RE: [Xen-devel] IRQ SMP affinity problems in domU with vcpus > 4 on HP ProLiant G6 with dual Xeon 5540 (Nehalem)

He, Qing wrote:
> On Fri, 2009-10-16 at 16:35 +0800, Zhang, Xiantao wrote:
>> He, Qing wrote:
>>> On Fri, 2009-10-16 at 16:22 +0800, Zhang, Xiantao wrote:
>>>> He, Qing wrote:
>>>>> On Fri, 2009-10-16 at 15:32 +0800, Zhang, Xiantao wrote:
>>>>>> According to the description, the issue should be caused by lost
>>>>>> EOI write for the MSI interrupt and leads to permanent interrupt
>>>>>> mask. There should be a race between guest setting new vector and
>>>>>> EOIs old vector for the interrupt.  Once guest sets new vector
>>>>>> before it EOIs the old vector, hypervisor can't find the pirq
>>>>>> which corresponds old vector(has changed
>>>>>> to new vector) , so also can't EOI the old vector forever in
>>>>>> hardware level. Since the corresponding vector in real processor
>>>>>> can't be EOIed, so system may lose all interrupts and result the
>>>>>> reported issues ultimately.
>>>>>> But I remembered there should be a timer to handle this case
>>>>>> through a forcible EOI write to the real processor after timeout,
>>>>>> but seems it doesn't function in the expected way.
>>>>> The EOI timer is supposed to deal with the irq sharing problem,
>>>>> since MSI doesn't share, this timer will not be started in the
>>>>> case of MSI.
>>>> That maybe a problem if so. If a malicious/buggy guest won't EOI
>>>> the MSI vector, so host may hang due to lack of timeout mechanism?
>>> Why does host hang? Only the assigned interrupt will block, and
>>> that's exactly what the guest wants :-)
>> Hypervisor shouldn't EOI the real vector until guest EOI the
>> corresponding virtual vector , right ?  Not sure.:-)
> Yes, it is the algorithm used today.

So it should be still a problem. If guest won't do eoi, host can't do eoi also, 
and leads to system hang without timeout mechanism. So we may need to introduce 
a timer for each MSI interrupt source to avoid hanging host, Keir? 

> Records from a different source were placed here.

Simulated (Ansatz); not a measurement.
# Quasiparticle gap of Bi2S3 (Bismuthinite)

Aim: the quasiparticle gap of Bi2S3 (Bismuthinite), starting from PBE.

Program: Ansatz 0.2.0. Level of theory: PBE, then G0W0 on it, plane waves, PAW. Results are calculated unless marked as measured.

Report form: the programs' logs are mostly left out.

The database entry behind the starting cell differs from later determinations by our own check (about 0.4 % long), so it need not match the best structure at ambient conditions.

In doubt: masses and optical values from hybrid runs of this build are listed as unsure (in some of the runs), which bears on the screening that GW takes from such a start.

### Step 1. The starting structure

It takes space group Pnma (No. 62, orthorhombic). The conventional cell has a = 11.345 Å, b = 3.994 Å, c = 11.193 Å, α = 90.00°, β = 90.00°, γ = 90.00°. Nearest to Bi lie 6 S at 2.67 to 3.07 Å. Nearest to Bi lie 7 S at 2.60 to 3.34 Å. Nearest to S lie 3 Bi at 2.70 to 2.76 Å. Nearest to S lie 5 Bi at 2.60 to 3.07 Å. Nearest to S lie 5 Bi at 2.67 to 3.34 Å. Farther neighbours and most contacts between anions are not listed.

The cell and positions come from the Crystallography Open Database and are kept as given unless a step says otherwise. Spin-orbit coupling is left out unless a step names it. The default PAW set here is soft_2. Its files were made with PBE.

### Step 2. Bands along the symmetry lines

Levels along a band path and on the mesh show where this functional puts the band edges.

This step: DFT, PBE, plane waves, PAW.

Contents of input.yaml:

> After reviewing the code, if the guest really does something like
> changing affinity within the window between an irq fire and eoi,
> there is indeed a problem, attached is the patch. Although I kinda
> doubt it, shouldn't desc->lock in guest protect and make these two
> operations mutual exclusive.

We shouldn't let hypervisor do real EOI before guest does the correponding 
virtual EOI, so this patch maybe have a correctness issue. :-)

Attached the fix according to my privious guess, and it should fix the issue.